1. Undefeated Alabama loses; everybody cares. The Crimson Tide fall at home to Johnny Football and Texas A&M, 29-24. Bama, which trailed 20-0, actually had a first-and-goal at the Aggie four yard-line in the final two minutes, but A.J. McWeepie’s fourth-down pass was intercepted. The SEC’s six-year stranglehold on the BCS national title is now so endangered that Noah Wylie is doing PSAs on its behalf.
2. Undefeated Atlanta loses; nobody cares. The Falcons, who were 8-0 and the last NFL unbeaten, fell to the New Orleans Saints, who had been 3-5. People who started Atlanta QB Matt Ryan on their fantasy teams (34 of 52, 411 yards, 3 TDs, one pick) are at worst sanguine about the defeat.
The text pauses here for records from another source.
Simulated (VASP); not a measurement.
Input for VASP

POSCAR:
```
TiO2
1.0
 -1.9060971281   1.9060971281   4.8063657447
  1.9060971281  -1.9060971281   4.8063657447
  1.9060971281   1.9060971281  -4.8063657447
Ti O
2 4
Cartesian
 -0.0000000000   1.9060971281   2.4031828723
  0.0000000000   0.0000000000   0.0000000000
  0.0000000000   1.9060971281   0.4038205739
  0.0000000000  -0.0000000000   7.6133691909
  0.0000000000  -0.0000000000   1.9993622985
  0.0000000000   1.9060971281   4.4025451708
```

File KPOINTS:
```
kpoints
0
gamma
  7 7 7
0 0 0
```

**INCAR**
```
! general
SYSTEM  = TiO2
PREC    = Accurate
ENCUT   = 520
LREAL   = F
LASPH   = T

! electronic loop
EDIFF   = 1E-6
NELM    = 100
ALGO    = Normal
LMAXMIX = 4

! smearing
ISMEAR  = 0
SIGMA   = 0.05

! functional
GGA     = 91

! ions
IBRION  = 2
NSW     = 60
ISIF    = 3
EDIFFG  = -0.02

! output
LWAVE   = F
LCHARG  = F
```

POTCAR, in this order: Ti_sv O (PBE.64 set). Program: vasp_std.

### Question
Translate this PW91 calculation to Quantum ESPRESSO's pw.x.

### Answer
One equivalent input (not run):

3. It’s not the Los Angeles Lakers; it’s the “Seven Seconds Or Less” Reunion Tour! The Lakers take the HOV lane less traveled by choosing not to rehire Phil Jackson but instead hiring former Phoenix Suns coach Mike D’antoni to a four-year contract. D’Antoni reunites with Steve Nash, a 6-2 white point guard who never dunks but who nevertheless, running D’Antoni’s pick-and-roll up tempo offense, earned two league MVP awards while playing for him.
4. What is most bizarre? That Paula Broadwell, the paramour-or-less of CIA director David Petraeus 1) wrote a biography of the four-star general titled “All In: The Education of David Petraeus” 2) that only two weeks ago she published, in The Daily Beast, Petraeus’ “12 Rules for Living” or that 3) she had an on-air push-up contest with Jon Stewart on The Daily Show earlier this year (Stewart stopped at 38, she continued on to 60). By the way, an All-Aptly Named Team nominee. “Is she a broad? Well….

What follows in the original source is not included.